United States Shoots Down Multiple Unidentified Objects Over American Airspace

What were the balloons doing over the U.S.?


Chase Doak, CC BY-SA 4.0 , via Wikimedia Commons

Multiple flying objects, including one large balloon, some of Chinese origin, have been spotted and shot down over the United States and Canada this month, increasing tension between the US and China.

On February 4, 2023, a United States Air Force F-22 multi-role fighter aircraft shot down a flying balloon over US territorial waters off the coast of South Carolina. The military had been tracking the balloon, suspected to originate from China, for about a week since it entered U.S. airspace over Alaska. The balloon flew higher than most commercial aircraft, and was not a threat to people on the ground. The United States claimed the balloon was used for military surveillance, supposedly confirmed by high altitude fly-bys. China has maintained the balloon was intended for atmospheric study, but the U.S. claims the balloon had the ability to change course and loiter over sensitive areas like ICBM (Intercontinental Ballistic Missile) launch sites and military bases. The U.S. military has recovered the debris.

In the weeks since, the United States and Canada have been tracking, intercepting, and downing unidentified objects over both countries, with three other objects being shot down: one over Alaska, another over Yukon Territory in Canada, and one over Michigan. The object over Alaska was shot down on February 10, by the same type of aircraft that shot down the balloon over South Carolina. The object over the Yukon was shot down by the US Air Force the day after, and the object over Michigan was shot down on February 12. Beijing has not claimed ownership of these objects. The US claims these objects were a threat to civil aviation, because they were flying around the same altitude as commercial airliners, and has used this as justification for downing them.
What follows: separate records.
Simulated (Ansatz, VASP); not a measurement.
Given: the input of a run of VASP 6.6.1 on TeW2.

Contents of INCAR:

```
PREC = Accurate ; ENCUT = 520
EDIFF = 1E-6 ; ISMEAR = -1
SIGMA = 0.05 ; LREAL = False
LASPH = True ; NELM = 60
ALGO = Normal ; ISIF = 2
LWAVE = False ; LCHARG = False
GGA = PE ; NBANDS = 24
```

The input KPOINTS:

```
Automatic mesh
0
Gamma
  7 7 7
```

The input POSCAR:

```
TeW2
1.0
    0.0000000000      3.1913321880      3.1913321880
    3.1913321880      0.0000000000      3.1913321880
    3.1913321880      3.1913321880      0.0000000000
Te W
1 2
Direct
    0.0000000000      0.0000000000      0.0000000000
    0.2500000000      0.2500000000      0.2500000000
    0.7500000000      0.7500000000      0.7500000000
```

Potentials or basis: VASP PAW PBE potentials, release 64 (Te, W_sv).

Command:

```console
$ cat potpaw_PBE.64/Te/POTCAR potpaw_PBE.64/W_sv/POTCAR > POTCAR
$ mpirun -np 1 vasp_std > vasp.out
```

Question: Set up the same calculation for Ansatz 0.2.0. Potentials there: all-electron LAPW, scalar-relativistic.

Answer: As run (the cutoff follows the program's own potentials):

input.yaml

These downings of balloons come at a time of increased tension between the United States and China. These incidents have already negatively affected relations between the two countries, forcing the United States to cancel a visit between Secretary of State Antony Blinken and the Chinese government. These are yet another point of friction between the countries, at a time when the countries are already clashing in technology and economic and political influence.